Believing in the process

Stephen Anderson says jazz music is his life.

In his office in UNC’s Kenan Music Building, Anderson reaches into a drawer to pull out a giant notebook. He opens it up, flips through the large pages, and sighs.

“This is my other life,” he says.

The notebook contains Dysfunctional, his concerto for piano and orchestra. Anderson leads a double life—that of jazz musician and classical composer. He embodies the two roles distinctly, but on occasion, one creative process influences the other.

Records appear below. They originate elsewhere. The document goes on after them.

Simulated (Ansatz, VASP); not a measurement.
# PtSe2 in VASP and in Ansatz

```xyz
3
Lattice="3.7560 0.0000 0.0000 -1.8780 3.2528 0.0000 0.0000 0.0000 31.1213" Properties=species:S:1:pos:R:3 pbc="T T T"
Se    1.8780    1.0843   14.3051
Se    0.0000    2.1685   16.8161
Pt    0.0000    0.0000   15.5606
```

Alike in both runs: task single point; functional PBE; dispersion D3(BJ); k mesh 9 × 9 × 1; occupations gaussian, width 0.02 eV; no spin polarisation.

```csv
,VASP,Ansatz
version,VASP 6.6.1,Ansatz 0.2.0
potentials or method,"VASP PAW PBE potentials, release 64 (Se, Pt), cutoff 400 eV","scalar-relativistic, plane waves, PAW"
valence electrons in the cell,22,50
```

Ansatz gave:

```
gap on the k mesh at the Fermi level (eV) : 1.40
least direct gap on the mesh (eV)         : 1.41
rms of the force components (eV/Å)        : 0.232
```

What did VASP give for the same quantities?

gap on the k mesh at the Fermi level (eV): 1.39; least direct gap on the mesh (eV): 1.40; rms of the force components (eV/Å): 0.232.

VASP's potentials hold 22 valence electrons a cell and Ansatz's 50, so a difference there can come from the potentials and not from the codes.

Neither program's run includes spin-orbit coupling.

The latest album from the Stephen Anderson Trio, Believe, is about that process. And the story behind this particular jazz album starts with the concerto Anderson is holding.

Dysfunctional premiered to a packed house in UNC’s Memorial Hall on April 13, 2010. It received a Barlow Endowment composer award and numerous positive accolades. Then Anderson spent months sending the concerto to conductors all over the country in hopes that it would be picked up by a professional orchestra.

“In spite of what everyone said, it got no performances,” Anderson says. “I was just so frustrated.”

Dysfunctional has never been performed again. It remains in his desk drawer.

“Why do I do this?” he kept asking himself. Anderson typically scribbles down ideas for musical pieces on a daily basis, but he suddenly found he couldn’t write. For seven months, he didn’t write any music—classical or jazz.

Sometimes things that aren’t related to music work as the best inspiration. When he isn’t composing, Anderson reads. He travels to Butner once a month to volunteer at a federal prison. He devotes time to his spiritual life and his family.

While Anderson felt frustrated and creatively stumped, his musical world kept spinning. Conductor Evan Feldman commissioned Anderson to write a piece for the UNC Wind Ensemble in 2011. Anderson was excited about the commission but found his writing was still blocked. He tried to sketch out the piece five different times. He trashed the first four attempts. The fifth came out right.

“You can’t predict inspiration,” he says. “Notes will pop into my head when I’m making the bed or taking a shower.”

The right opening notes for that piece finally came to him while he was walking across campus. He went straight to the piano and started composing what would become Edge. From that point on, writing music came naturally again. He decided it was time to start work on the third album for the Stephen Anderson Trio.

As he started putting together songs for Believe, Anderson posed the question: “How can we make this one different? What have we already done? How can we make this one a little special?”

One way was to expand the trio slightly. He reached out to Joel Frahm, a renowned saxophone player Anderson had met a couple years back at the Carolina Jazz Festival. Frahm was happy to join as a special guest.

So how does Anderson describe this album?

“It’s just a lot of fast, energetic, crazy jazz,” he says.

The first number on the album, titled “Pig Pickin’,” is a tribute to one of the first social gatherings Anderson ever attended in North Carolina (originally from Texas, Anderson moved to Chapel Hill in 2006). True to its title, “Pig Pickin’” is a fun, relaxed tune with just a hint of country twang.

Like any good jazz record, Believe also includes a dose of improvisation. “Quiet Lady” is the only track on the album not written by Anderson (it’s by Thad Jones) and Anderson thought it would be best to adopt the simple framework of the piece and leave the rest up for interpretation.

“We had no plan for that tune until we started playing,” he says.

Anderson says he is happy with the outcome of the album and thankful for the lessons he learned in its creation, especially those of perseverance and faith in the artistic process.

Believe is about believing in the process—believing that it’ll happen,” he says. “You just have to work at it.”

The Stephen Anderson Trio includes Stephen Anderson (piano), Jeffry Eckels (bass), and Ross Pederson (drums). Joel Frahm appears on Believe as a special guest (saxophone).